The Independent Petroleum Marketers Association of Nigeria has raised concerns over a potential fuel scarcity, despite the rising prices of petroleum products.
The association indicated there might be friction between its members and the management of the Nigerian National Petroleum Company Limited which could lead to disruptions in fuel supply.
The PUNCH reported that while speaking in Ilorin, Kwara State capital on Friday, the IPMAN National Public Relations Officer, Alhaji Okanlawon Olanrewaju, revealed that the prices NNPC was offering marketers were unreasonably high, posing a threat to the fuel distribution network.
He warned that the current pricing strategy could trigger another round of fuel scarcity across the country.
Olanrewaju explained that the NNPCL had proposed selling fuel to IPMAN members at a rate of N1,010 per liter, a price even higher than what NNPC sells at its retail outlets.
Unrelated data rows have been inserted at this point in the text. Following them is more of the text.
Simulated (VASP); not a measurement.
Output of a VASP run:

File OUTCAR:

He added that the imposed price, along with transportation costs, was making it increasingly difficult for independent marketers to operate efficiently.
“The problem IPMAN is facing in the downstream oil sector is confounding. We realize that what NNPC is imposing on us is too much. NNPCL is the sole off-taker from Dangote oil refinery, and the amount the NNPCL wants to sell to us is too high,” he stated.
“NNPC wants to sell at N1,010 to IPMAN. This price is even higher than what NNPCL sells at their retail outlets, including transportation costs. That’s a very difficult situation they are putting us in. We may not be able to survive in that kind of situation because we’ll have to sell to the same members of the public. It’s like they want to tag us as bad marketers,” Olanrewaju said, calling the situation unacceptable.
Olanrewaju further disclosed that IPMAN members had collectively paid around N15 billion into the NNPCL’s accounts months ago for fuel, but were yet to receive the product.
The funds were paid based on the old price of N750 per liter, but now the NNPCL was demanding that marketers top up their payments to reflect the new rate of N1,010 before they could collect the product.
“This is for about two to three cargoes at the old price of N750 per litre. And now they want to increase the price after about three or four months,” Olanrewaju said, expressing frustration. “They’ve asked us to top up the money paid to them before we pick the product. And that’s what they have been doing always. We cannot continue doing that.”
In response to the situation, IPMAN’s leadership, under the direction of its president, has instructed members to halt payments until a resolution is reached.
A National Executive Council meeting is scheduled for Wednesday to deliberate on the matter.
In the meantime, Olanrewaju indicated that the ongoing standoff could lead to a reduction in fuel availability, warning, “By the time we didn’t pick product for some time and we start exhausting what we have, definitely, there’s going to be scarcity.”
Olanrewaju also touched on the financial difficulties faced by marketers, many of whom rely on bank loans to operate. He pointed out that with rising interest rates, the current situation was becoming unsustainable.
“Economically, what they want us to do doesn’t sound good. Because we sourced the money from banks and we’re paying money on it. We all know the way interest rates are going up in banks. They also go to banks even with better negotiation powers than us individual marketers,” he added.
While acknowledging that the directive for marketers to halt payments could result in fuel scarcity, Olanrewaju opposed any suggestion of returning to a fuel subsidy regime, describing such a move as counterproductive.
He emphasized that while there are challenges in transitioning to full deregulation, it would ultimately benefit the industry.
“Achievements have been made. There may be some hitches along the line, but it’s better we take these steps. It may be tough now. The step the government is taking is good. By the time we’re in full deregulation, it’s going to bring about real competition in the downstream oil sector which is good for the economy,” he noted.
He also called for the removal of the NNPCL’s monopoly over fuel from the Dangote refinery, arguing that opening up the market to other players would lower prices.
“NNPC should not be the sole off-taker of Dangote fuel. If it’s opened up, the price would crash down. We the IPMAN members are not finding it easy because we can’t plan our business,” Olanrewaju concluded.